Last week, filmmakers, critics and movie fans showed a rare, completely united front in castigating the move by Warner Bros. to lock another of its projects away in a vault, preferring to take a tax write-down instead of releasing it, as with Batgirl and Scoob! Holiday Haunt last year. The new movie was Coyote Vs. Acme, which blends CG Wile E. Coyote with live-action John Cena and more. Now, after the outcry, Puck brings word that executives are reportedly changing their minds and allowing the movie's producers to shop it elsewhere.

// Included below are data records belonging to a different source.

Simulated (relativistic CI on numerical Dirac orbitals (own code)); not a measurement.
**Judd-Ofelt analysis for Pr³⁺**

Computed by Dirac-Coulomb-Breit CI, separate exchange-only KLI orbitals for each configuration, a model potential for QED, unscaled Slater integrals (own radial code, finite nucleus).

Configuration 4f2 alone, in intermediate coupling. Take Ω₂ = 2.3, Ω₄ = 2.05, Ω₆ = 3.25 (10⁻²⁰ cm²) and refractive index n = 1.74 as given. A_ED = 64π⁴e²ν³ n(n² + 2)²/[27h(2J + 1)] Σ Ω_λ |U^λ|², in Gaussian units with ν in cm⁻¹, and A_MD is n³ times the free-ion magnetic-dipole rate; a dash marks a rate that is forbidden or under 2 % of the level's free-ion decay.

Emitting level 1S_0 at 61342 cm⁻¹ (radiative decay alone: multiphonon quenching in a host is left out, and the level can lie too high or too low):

Earth To Echo's Dave Green directed the film, with Samy Birch on script duty (adapting a New Yorker article of the same title by Ian Frazier). James Gunn (who currently runs WB's DC Studios) worked on the story and is an executive producer.
The live-action/animated film follows Wile E. Coyote, who after ACME products fail him one too many times in his dogged pursuit of the Roadrunner, decides to hires a billboard lawyer to sue the ACME Corporation. The case pits Wile E. and his lawyer against the latter’s intimidating former boss (Cena), but a growing friendship between man and cartoon stokes their determination to win.
Coyote Vs. Acme was greenlit at the end of 2020 and shot in 2022, originally planned for the streaming service then called HBO Max, but a cinematic release date was later announced for July of this year. Yet it was quietly removed from the schedules and replaced by Barbie. No trailer for the film – which reportedly tested well — was ever released.
Now, as Puck has it, Warners film chiefs Mike De Luca and Pam Abdy, along with new animation head Bill Damaschke, are changing course following both the social media outcry and meetings with representatives of the director and stars. Though the studio had initially planned to pay all involved a streaming fee as if the film had hit Warners' streaming service Max, the plan now is to allow them to find the film a new home.
Which makes sense, since when the original announcement was made, reports were that the likes of Amazon had shown interest in picking up the film. With luck, we'll all get to see what its makers and those who have seen it describe as a fun family comedy.